Black history museum gets special opening gift
Black History Month was marked in a very special way Wednesday. The president and the first lady attended the ground breaking for the National Museum of African-American History and Culture on the National Mall, where Martin Luther King's "I have a dream" speech still echoes.
CBS News correspondent Chip Reid got a first look at some of the priceless artifacts the museum will hold.
Charles Blockson, 78, has been collecting African and African-American artifacts for more than 50 years. The high point came just last year when he inherited 39 items that belonged to Harriet Tubman. Born into slavery, she escaped, but returned to the South nearly 20 times leading hundreds of others to freedom on what came to be known as the Underground Railroad.
Some of Charles Blockson's ancestors were rescued by Tubman.
"When I first received (her artifacts), I was surprised, shocked. Nearly every item I picked up I started to cry, the tears just, my emotional armor erupted," Blockson said.
The items include a silk shawl that was given to Tubman by Queen Victoria, and Tubman's book of gospel hymns. Blockson, though, says it felt wrong to keep them, calling it "an awesome burden."
So he donated the Tubman artifacts, most of them too fragile to be handled, to the National Museum of African-American History and Culture.
"When he called and said, 'I have Harriet Tubman material,' I didn't believe him. When he pulled out the hymnal everyone started crying," said Lonnie Bunch, founding director of the museum.

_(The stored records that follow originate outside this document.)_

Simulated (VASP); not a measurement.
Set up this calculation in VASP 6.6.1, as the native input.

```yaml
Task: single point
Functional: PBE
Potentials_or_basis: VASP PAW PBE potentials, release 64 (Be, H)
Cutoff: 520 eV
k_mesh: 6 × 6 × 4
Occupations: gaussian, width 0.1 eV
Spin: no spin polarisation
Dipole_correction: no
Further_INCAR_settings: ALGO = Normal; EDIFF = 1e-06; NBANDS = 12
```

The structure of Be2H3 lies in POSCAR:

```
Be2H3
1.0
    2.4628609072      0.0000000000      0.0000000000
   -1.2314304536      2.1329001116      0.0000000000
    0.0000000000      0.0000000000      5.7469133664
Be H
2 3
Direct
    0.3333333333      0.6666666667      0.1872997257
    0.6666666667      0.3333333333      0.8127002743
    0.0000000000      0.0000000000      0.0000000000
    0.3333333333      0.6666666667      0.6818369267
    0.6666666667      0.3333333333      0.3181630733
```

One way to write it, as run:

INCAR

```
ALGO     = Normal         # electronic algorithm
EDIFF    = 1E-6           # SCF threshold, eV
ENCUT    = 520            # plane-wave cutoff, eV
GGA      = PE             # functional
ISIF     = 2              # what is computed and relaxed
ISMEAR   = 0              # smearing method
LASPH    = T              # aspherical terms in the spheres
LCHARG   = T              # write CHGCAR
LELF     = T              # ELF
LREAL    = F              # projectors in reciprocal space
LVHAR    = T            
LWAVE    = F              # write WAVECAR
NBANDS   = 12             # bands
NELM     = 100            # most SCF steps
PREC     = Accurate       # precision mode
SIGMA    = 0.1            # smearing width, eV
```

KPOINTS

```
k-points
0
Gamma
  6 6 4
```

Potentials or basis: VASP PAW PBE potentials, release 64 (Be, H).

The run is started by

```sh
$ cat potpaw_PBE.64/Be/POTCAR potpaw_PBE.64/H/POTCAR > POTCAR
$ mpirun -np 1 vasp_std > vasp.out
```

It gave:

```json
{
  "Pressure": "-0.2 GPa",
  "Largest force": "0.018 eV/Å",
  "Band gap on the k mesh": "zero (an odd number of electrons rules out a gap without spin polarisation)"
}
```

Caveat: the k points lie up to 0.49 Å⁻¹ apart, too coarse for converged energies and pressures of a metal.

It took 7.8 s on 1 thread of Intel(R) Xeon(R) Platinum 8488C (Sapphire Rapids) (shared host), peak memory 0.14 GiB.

Charles Blockson has no regrets about giving up his priceless Tubman collection
"In the inner chambers of my soul I believe I did the right thing. They meant a lot but they weren't mine. They belong to the world," Blockson said.
Harriet Tubman died 99 years ago. At long last her story and the story of the African-American people from slavery to segregation to civil rights and beyond will be told on the national mall, where America honors its heroes.